Instead you got wargame -> hack and slash game -> game where a bunch of tieflings are a found family and they run an inn and also fight like, 12 vampires or something.
And so it is with Dark Alliance. Whose heavy focus on the action and visceral nature of the combat means that you should feel empowered as you play through the game. You’ll take on unique interpretations of some of Dungeons & Dragons most iconic monsters, as we’ve already seen with the previews of Hagedorn the beholder.
So according to Tuque, the game works on a “democratised combat system.” You start the game with simple inputs like light and heavy attacks, and as you progress, you learn more combinations and ways that moves chain together kind of organically to achieve a ‘graceful dance’ for those who want to really master the system.

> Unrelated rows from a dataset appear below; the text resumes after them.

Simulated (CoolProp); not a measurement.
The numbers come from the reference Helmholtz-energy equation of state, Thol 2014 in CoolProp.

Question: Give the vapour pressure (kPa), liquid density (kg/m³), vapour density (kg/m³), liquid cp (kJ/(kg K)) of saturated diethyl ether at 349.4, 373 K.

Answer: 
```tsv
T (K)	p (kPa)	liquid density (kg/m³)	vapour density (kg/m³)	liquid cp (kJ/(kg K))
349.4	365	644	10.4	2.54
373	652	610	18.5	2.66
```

Which reminds mind of my all-time favorite hack and slasher series, Devil May Cry, where you can beat the game and have a great time, but if you want, you can learn how to chain together ice nunchucks, electric guitar solos that summon eldritch energy, killer sword slashes, and all kinds of weird guns to get the most style points possible.
And while I doubt you’ll be swapping between combat styles and weapons too much since every character has their iconic weapon set and a fairly well outlined progression system, I’m hoping that there’s a lot of room to play around with moves.
Sadly it looks like there’s a stamina system in place to limit the chain of moves you can do–I say sadly not necessarily because that’s inherently bad. If you want to crank up the drama having some cap on where your moves can go that doesn’t require you to precisely time each animation and build in moments that monsters can exploit–then having a stamina bar that you need to regen with parries and potions is probably gonna do it for you.